Why Your First Radio Matters (But Not That Much)

Here's the thing about your first handheld radio: you're going to make mistakes with it. You'll accidentally key up on the wrong frequency. You'll fumble through programming it. You might drop it. That's all part of the process of actually learning how radio works — and it's why the price of your first radio matters more than people admit.

The three handhelds that come up most often for new Technician licensees are the Baofeng UV-5R, the Yaesu FT-65R, and the Kenwood TH-D74A. They span from $25 to $500 and they are genuinely different products serving different needs. Here's what you actually need to know.

// Bottom Line Up Front

Buy the Baofeng UV-5R first. Once you've made a few contacts and know you're going to stick with the hobby, upgrade to the Yaesu FT-65R. The Kenwood TH-D74A is excellent but it's not a beginner radio — it's a reward for operators who already know what they need.

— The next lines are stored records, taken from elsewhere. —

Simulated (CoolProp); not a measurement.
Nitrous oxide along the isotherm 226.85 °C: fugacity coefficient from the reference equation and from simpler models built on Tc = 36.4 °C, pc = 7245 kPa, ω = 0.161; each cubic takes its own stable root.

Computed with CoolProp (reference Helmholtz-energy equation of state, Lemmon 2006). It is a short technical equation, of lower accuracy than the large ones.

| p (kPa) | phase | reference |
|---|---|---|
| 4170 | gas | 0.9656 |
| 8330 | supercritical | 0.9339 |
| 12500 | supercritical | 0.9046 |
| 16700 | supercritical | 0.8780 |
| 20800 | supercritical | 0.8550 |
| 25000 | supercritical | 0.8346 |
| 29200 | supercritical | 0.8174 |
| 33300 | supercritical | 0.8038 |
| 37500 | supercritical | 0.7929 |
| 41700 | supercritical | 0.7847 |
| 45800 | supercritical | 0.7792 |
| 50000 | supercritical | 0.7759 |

Baofeng UV-5R — The $25 Starter

Baofeng UV-5R
Dual-Band VHF/UHF Handheld
Best Budget ~$25

The Baofeng UV-5R is the most popular entry-level ham radio in the world and for good reason — at $25 it's cheap enough that the cost of learning on it is essentially zero. If you program the wrong frequencies in and have to start over, no big deal. If you drop it on concrete during a field exercise, you're out less than a tank of gas.

The radio itself is functional. It covers 2m (144 MHz) and 70cm (430 MHz) bands, which are the two bands a Technician license gives you the most access to. It will hit local repeaters, it will receive weather radio, and it does everything a new Technician needs to do to get on the air and start making contacts.

The honest limitations: the receiver is not great by modern standards. You'll notice desensitization near strong signals and the audio quality is mediocre. Programming it manually through the keypad is genuinely painful — almost everyone uses the free CHIRP software to program it from a computer instead. And the stock antenna is poor enough that most operators replace it immediately with a cheap aftermarket whip.

// Pros
  • Extremely affordable
  • Covers both main Technician bands
  • Huge community, tons of tutorials
  • Great for learning and experimenting
// Cons
  • Mediocre receiver sensitivity
  • Painful to program manually
  • Stock antenna needs replacing
  • Build quality feels cheap

Read the full Baofeng UV-5R review

Yaesu FT-65R — The $80 Daily Driver

Yaesu FT-65R
Dual-Band VHF/UHF Handheld
Top Pick ~$80

The Yaesu FT-65R is what the Baofeng UV-5R wishes it was. It covers the same 2m and 70cm bands, but the receiver is noticeably better, the build quality feels like a real piece of equipment, and the audio is cleaner on both transmit and receive. If you're going to use a handheld for EmComm, ARES participation, or regular club nets, this is the radio to have.

At $80 it's still an affordable entry point — three times the price of the Baofeng but a fraction of what you'd spend on a mobile or base station. The FT-65R is also CHIRP compatible, so programming is just as easy as the Baofeng. Battery life is solid and the radio has a reputation for durability that the Baofeng simply doesn't have.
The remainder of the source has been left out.